Making GET THE FIRE!

This film was a stress test that lasted years... but had a happy ending.

One Sunday in Munich where, aside from church bells chiming, nothing happens, I was telling a colleague about how Ghana was overrun by missionaries soliciting money for churches that he and I had never heard of – and never would. My doorbell rang. I opened to a dark-suited young man clutching a book, who asked in faltering German if he could talk with me about God. "Um Gottes Willen, nein!" I returned to my conversation but could not forget the coincidence.

Once a month, the local U-Bahn was flooded with young white men in dark suits, white shirts and name tags identifying them as "Elders" of the Kirche Jesu Christi der Heiligen der Letzten Tage. Very loud and totally out of place, they were en route to the office of the President of Mormon Missionaries in southern Germany. I'd change subway cars.

One afternoon, a girl seated across from me with the same style name tag identifying her as "Schwester" did her utmost to strike up a conversation. She impressed me as goofy but nice. I began to wonder about the girls and the boys and sought her out. (My earliest awareness of Mormons had been their ostracism of a female believer who advocated for Utah's passage of the Equal Rights Amendment.) That young woman and her "companion" stimulated my research into Mormon missionaries.
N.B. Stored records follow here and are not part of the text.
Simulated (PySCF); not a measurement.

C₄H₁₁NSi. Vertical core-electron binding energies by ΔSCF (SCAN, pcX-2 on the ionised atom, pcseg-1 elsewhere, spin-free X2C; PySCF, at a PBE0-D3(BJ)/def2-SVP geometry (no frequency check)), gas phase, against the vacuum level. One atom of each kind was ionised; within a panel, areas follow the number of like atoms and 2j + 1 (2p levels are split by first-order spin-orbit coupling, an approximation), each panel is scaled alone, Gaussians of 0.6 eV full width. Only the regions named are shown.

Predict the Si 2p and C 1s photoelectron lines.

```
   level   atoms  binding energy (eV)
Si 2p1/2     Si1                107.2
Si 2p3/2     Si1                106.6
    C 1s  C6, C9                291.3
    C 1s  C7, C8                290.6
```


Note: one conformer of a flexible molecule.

After the first shoot – of three young men in Salt Lake City opening their "calls to serve" in the bosom of their families – the producer pulled out, insisting I sell him my concept. No way! Although the Mormon "President and Living Prophet" was an old ad man who, recognizing the value of any publicity, was ready to give non-Mormons greater access, it was my two years' research and efforts to build a good relationship with the German-born president of the Munich mission that had won me the authorization to film.

I was allowed to document three young men – on the condition that I only show someone who successfully finished a mission. That meant I had to shoot all the major events in the life of a young Mormon missionary three times so that if one – or two – dropped out, I would still be able to show a representative mission. That translated into 271 tapes.

Contact with a young woman was only possible long after the shoot began. My research convinced me that it's a boys' story so although I eventually was able to also film a "sister", partly also due to her disinterest, she's not in the finished film.

With my concept centered around the mission as a rite of passage, it was crucial to shoot the next big event: the boys' entrance into the Missionary Training Center. That meant learning to produce on the job, with a 24-month shoot ahead and virtually no film contacts or funding. At that terrifying moment, I received valuable tips from Bachir Attar (by that time, a number of documentary filmmakers had visited Jajouka), as well as from Albert Maysles, one of the makers of the classic American documentary film, Salesman, whose assistant Xan Parker, was a huge help. Then, in a ladies' bathroom at the International Documentary Filmfestival Amsterdam (IDFA), Ella Werner of YLE (Finland) gave me great tactical advice and arranged a pre-sale, and after shooting well over a year, Gunnar Walther helped me make a trailer that was decisive in GET THE FIRE! receiving significant funding from ITVS. I'm forever indebted to Gunnar.